We are witnessing the eighth consecutive season in which Los Angeles Dodgersleft-hander Clayton Kershaw has an ERA below 3.00, and Dodgers catcher A.J. Ellis mentioned in conversation Saturday that Kershaw has been so good for so long that you grow accustomed to his excellence. But what Kershaw is doing this season might be a case of the best pitcher of all time doing his best work, particularly in how he controls the ball-strike count.
Kershaw, who is set to start against the Mets and Bartolo Colon on Sunday, has 95 strikeouts and five walks this season and a 19-to-1 strikeout-to-walk ratio, which is vastly better than Phil Hughes' major league-record 11.6-to-1 ratio for a full season — and more than double Kershaw's career-best of 7.71-to-1.
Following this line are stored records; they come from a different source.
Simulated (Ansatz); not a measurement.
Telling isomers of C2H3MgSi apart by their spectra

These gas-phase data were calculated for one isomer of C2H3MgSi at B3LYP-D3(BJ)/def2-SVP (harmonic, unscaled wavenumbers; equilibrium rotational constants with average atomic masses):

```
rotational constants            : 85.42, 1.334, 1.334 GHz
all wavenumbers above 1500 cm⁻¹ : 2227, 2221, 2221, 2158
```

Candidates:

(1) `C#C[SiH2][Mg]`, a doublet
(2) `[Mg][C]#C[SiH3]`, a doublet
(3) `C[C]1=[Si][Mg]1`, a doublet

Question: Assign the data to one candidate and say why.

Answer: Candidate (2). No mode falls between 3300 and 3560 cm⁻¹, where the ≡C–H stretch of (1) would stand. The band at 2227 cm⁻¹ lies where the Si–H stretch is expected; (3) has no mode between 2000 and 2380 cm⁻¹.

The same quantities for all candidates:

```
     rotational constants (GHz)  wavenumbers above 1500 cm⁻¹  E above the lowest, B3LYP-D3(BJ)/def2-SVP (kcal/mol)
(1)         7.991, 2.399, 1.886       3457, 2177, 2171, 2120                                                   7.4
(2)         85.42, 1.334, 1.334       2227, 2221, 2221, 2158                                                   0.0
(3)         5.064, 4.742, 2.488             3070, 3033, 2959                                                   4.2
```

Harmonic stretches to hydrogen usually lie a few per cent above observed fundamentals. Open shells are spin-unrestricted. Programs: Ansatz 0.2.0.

Ellis said the difference for Kershaw has been the way he has executed strike 1 on the first pitch of at-bats, not just throwing a strike designed to get ahead in the count, but firing a quality strike, a particularly well-placed fastball or slider to the fringes of the zone. Once Kershaw gets strike 1, Ellis said, "The world opens up to him," because at that moment, opposing hitters are at the mercy of his whole repertoire, from a fastball he throws in the low-to-mid 90s, to the slider he is throwing harder than at any point in his career, to the curveball that crashes downward, like a roller coaster.